From Stone to Steel: A History of Knives and Blades
Knives. What would we do without them? No, literally. Imagine hunting an animal and carving meat without a knife. Imagine trying to cut down a tree without a sharp, durable blade. For a more modern-day example, imagine opening your Amazon package or eating a steak without a knife.
Knives give us comfort and convenience––more importantly, they help us survive. If I was on a deserted island, I would need a knife more than anything to survive. With a knife, I could cut down trees to make a shelter. I could carve out a coconut to make a container for water. I could chop up plants and hunt animals with a knife. This is the exact situation our ancestors were in 2.5 million years ago: They needed knife-like objects to survive against the elements, dehydration, and starvation.
The earliest-known object resembling a knife was discovered in an archeological site in Tanzania, called Oldowan. This object––simply put––was a stone (not really a knife or blade at all) and it was used for cutting plants and butchering animals.
After stone, in 4000 BCE, Egyptians made knives carved out of flint and obsidian. These blades were made by chipping, scratching, or cutting them with another material. It is speculated by historians that bladesmithing predated the discovery of fire.
When fire-making was discovered, the use of fire for forging a blade revolutionized how weapons and knives were made.
The discovery and use of iron in 1000 BCE also changed the knife-making game. However, iron, alone, was not a strong material because it was prone to rusting and it was too malleable.
By 900 BCE, ancient Egyptians made steel by combining carbon and iron, creating an efficient and strong material. Since then, steel has developed into various types such as stainless steel, alloy steel, and high-chrome steel. Steel has been used for millennia since its discovery in 900 BCE.
Swords were first formed out of copper. During the Roman era, swords such as the Gladius were made of high-carbon steel. By this point, bladesmiths had a good idea of how to manipulate the blades and metals to work well in combat. The Gladius had a blade made for slashing and cutting.
By medieval times, the blade of knives had evolved from a single blade to a double-edged blade, making for a more deadly impact.
Fun fact: in the 1450s, upper-class people would eat their meals with the same blade they fought battles with—talk about a health risk! The idea that separate blades should be used in the kitchen and battle originated in the 1600s—likely after many accidents involving severed tongues and hands at the dinner table.

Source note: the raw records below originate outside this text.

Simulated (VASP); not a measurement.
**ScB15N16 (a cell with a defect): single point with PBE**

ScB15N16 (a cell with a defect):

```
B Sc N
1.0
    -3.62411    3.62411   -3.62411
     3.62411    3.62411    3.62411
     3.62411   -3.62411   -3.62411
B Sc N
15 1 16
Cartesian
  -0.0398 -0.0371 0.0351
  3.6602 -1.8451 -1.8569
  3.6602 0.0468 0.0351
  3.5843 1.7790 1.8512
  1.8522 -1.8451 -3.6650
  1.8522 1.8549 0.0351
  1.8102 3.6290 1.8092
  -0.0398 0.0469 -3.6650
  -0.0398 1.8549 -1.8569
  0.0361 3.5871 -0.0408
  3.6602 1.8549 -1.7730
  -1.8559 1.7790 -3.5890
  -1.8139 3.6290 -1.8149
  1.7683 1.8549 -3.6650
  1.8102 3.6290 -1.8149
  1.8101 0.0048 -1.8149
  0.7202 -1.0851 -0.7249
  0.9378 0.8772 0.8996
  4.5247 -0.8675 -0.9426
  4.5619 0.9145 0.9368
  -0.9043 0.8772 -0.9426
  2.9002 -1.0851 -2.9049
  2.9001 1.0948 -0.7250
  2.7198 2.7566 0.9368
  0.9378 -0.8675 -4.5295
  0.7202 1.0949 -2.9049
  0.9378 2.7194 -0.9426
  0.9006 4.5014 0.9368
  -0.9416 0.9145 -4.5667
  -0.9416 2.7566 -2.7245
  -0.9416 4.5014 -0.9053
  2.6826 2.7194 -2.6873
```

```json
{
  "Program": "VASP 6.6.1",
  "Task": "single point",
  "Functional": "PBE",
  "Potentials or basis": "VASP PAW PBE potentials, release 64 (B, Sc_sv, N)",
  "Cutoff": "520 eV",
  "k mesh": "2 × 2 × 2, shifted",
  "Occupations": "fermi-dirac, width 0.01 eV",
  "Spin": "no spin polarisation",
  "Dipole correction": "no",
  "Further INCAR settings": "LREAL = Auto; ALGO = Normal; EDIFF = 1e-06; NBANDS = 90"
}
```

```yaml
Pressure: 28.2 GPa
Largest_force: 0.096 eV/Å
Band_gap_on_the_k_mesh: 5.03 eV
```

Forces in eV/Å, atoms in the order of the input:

Smaller, compact knives such as pocket knives have existed since the Iron Age, about 600 BCE. Then, in the 1650s, these were called ‘penny knives’ and were made cheap and widely available. Specialized knives such as the butcher’s knife and bread knife originated in the 1800s. Over millennia, knives were separated and specialized into knives with blades designed for a specific culinary use and purpose.
As knife-making materials changed, so did the designs of blades and their handles. Paleolithic stone knives had leather or fur wrapping around the handles. The Roman soldier’s Pugio had a blade that was thin and a sheath that served a functional, but aesthetic, purpose. Gems and ornate designs have been evident in knife handles and blades since the Bronze Age.
Different designs or styles of blades could also communicate rank within armies. Fighting knives and blades were designed to have different uses in battle, giving rise to different blade lengths and designs. For example, a short blade would be preferred for close combat fighting, whereas a longer blade would be used on horseback or in other forms of battle.
Since industrialization, most knives have been standardized. Everyone owns a set of knives which include a paring knife, a serrated knife, and a chef’s knife. However, with the standardization of knives, there has been a greater appreciation for the craft of modern-day bladesmiths; people can appreciate the craftsmanship of a lightweight, ornately designed blade.
This makes bladesmithing today a relevant and unique trade with a deep history. The evolution of knives and knifemaking, from stone to steel, reflects how knives and blades have evolved with humankind. Over 2.5 million years, knives have remained a critical tool, carrying cultural relevance and importance over many millennia.
Even today, the fact remains true: we need knives for our survival. Knives will always be a part of human existence. What will they look like in the next millennia?